LAS VEGAS — The High Definition Multimedia Interface officially throws its hat in the ring of contenders for a home networking physical layer today.

HDMI Licensing LLC announced at the Consumer Electronics Show that it is nearly finished writing a specification for the next generation of the HDMI interconnect used to link a wide range of digital TVs, set-top boxes, Blu-ray players and digital video recorders. That spec will include support for high bandwidth bi-direction traffic capable of handling compressed video.

The current HDMI 1.3 spec only supports a narrowband back channel for sending control data and commands. The new spec could act as a physical layer for a home network that could carry video, audio or data.

Representatives of the licensing group would not give details of the bandwidth of the return channel. However the new version will have at least double the bandwidth of the current version, enabling it to carry so-called 4K high definition video or the two channels needed for stereo 3-D video.
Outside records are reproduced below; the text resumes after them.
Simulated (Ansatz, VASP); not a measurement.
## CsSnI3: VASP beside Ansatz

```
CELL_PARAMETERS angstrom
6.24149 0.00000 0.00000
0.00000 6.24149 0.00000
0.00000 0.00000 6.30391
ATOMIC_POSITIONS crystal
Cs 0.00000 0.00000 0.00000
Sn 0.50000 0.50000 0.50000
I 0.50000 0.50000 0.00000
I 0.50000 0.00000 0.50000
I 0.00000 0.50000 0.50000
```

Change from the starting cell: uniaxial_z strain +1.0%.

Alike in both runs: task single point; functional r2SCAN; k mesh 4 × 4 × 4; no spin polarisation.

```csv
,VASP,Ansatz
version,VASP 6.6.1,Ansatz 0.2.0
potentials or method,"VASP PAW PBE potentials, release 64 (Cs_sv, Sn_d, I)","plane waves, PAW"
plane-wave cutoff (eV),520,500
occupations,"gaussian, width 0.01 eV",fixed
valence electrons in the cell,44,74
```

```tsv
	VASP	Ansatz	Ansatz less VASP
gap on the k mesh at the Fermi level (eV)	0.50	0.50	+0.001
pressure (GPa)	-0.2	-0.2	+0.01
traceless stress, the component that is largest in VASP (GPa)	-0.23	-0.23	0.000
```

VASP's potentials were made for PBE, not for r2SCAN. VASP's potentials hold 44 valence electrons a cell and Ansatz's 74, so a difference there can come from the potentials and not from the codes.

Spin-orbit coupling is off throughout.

The news comes at a time when the industry has an abundance of wired and wireless home network alternatives including from coax, phone line, several versions of powerline, Wi-Fi, ultrawideband and more.

"I'm just wondering how full this space is going to get," said Kurt Scherf, principal analyst at Parks Associates (Dallas). "Companies are beating reach other to death in the IEEE and ITU for this," he said.

Steve Venuti, president of HDMI Licensing said the new spec was about 80 percent complete and could be finished by mid-year. HDMI is backed by major consumer electronics companies such as Hitachi, Philips, Sony and Toshiba. The licensing company is a wholly owned subsidiary of Silicon Image which makes HDMI chips and helps drive the specification.

The new spec also defines two new connectors. One is aimed for audio/video systems in cars; the other is a small 19-pin connector.